Industry Needs Railways to Improve Their Service

by | Feb 16, 2024 | 2024, January/February, Logging & Sawmilling Journal

Recently, a new rail advocacy group from Alberta called the Community Rail Advocacy Alliance (CRAA), of which the Alberta Forest Products Association (AFPA) is a member, stated in an Opinion piece in the Edmonton Journal newspaper that “right now, 20 to 30 per cent of the railcars ordered to forestry mills do not show up.”

Kelly Levis, Vice-President of Industrial Products at CN Rail, spoke recently at a forest industry conference, and noted that CN is spending upwards of $27 billion over the next two years, to deal with congestion on its railway network in Western Canada.

Brock Mulligan, Senior Vice-President at AFPA, says that at present, this situation has generally gotten better but the challenge has not gone away—and could easily take a step backward with changing market conditions. There is still an ongoing issue with inconsistent and unpredictable railcar delivery service.

“Poor service to remote areas is not something that our industry can tolerate from a viability standpoint,” he says. “It’s not that there is a perpetual shortage of boxcars. It’s that service can be inconsistent and unpredictable.

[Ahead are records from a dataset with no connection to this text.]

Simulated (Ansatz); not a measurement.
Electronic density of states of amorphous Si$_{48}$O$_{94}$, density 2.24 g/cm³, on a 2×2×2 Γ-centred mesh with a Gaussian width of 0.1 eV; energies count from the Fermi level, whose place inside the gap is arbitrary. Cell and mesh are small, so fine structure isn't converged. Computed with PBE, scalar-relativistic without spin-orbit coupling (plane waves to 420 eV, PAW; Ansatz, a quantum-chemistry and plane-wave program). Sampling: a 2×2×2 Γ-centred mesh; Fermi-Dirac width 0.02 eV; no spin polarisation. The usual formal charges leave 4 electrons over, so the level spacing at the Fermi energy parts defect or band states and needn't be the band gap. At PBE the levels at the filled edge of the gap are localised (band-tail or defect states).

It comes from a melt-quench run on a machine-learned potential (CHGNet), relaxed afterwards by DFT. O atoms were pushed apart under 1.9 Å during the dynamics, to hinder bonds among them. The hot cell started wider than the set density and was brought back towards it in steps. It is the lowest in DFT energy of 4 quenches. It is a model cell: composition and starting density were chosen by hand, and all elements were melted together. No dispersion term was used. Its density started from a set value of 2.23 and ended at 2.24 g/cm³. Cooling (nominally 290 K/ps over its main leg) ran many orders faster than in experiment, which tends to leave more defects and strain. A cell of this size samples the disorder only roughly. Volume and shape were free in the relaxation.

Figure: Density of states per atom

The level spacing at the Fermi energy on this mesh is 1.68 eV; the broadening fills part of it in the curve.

“Our view is that this system is critical infrastructure,” Mulligan added. “It’s like the electrical grid or healthcare. It’s a lifeline to communities and it can’t be inconsistent. It has to work well all the time. That’s an ongoing challenge and they (railways) need to figure out how to solve it.”

He says that this is a huge challenge for the forest industry because delivery issues affect forest companies’ reputation with customers, impact costs when such alternatives as trucking and warehousing of product is considered, and ultimately impacts the viability of operations.

Inadequate rail service is not just a concern in Alberta, because as recently as last spring, issues with the timely delivery of railcars actually caused forest industry leaders like Canfor and Paper Excellence to slow down production.

Canfor reduced operating schedules at 11 sawmills in Western Canada for four weeks, blaming the “global supply chain slowdown.” The Paper Excellence pulp mill in Meadow Lake, Saskatchewan also slowed down production indefinitely because of what it said was a recurring lack of railway service.

At present, according to CN Rail, forest products represent 12 per cent of its overall business, broken down to 36 per cent lumber and panels, 56 per cent pulp and paper, and eight per cent wood pellets. Forest products represent about four per cent, overall, of CP Rail’s business.

So, what’s to blame for this less than adequate railcar delivery service?

The CRAA blames not enough railcars, power and crews, as well as “unfair car-allocation practices.”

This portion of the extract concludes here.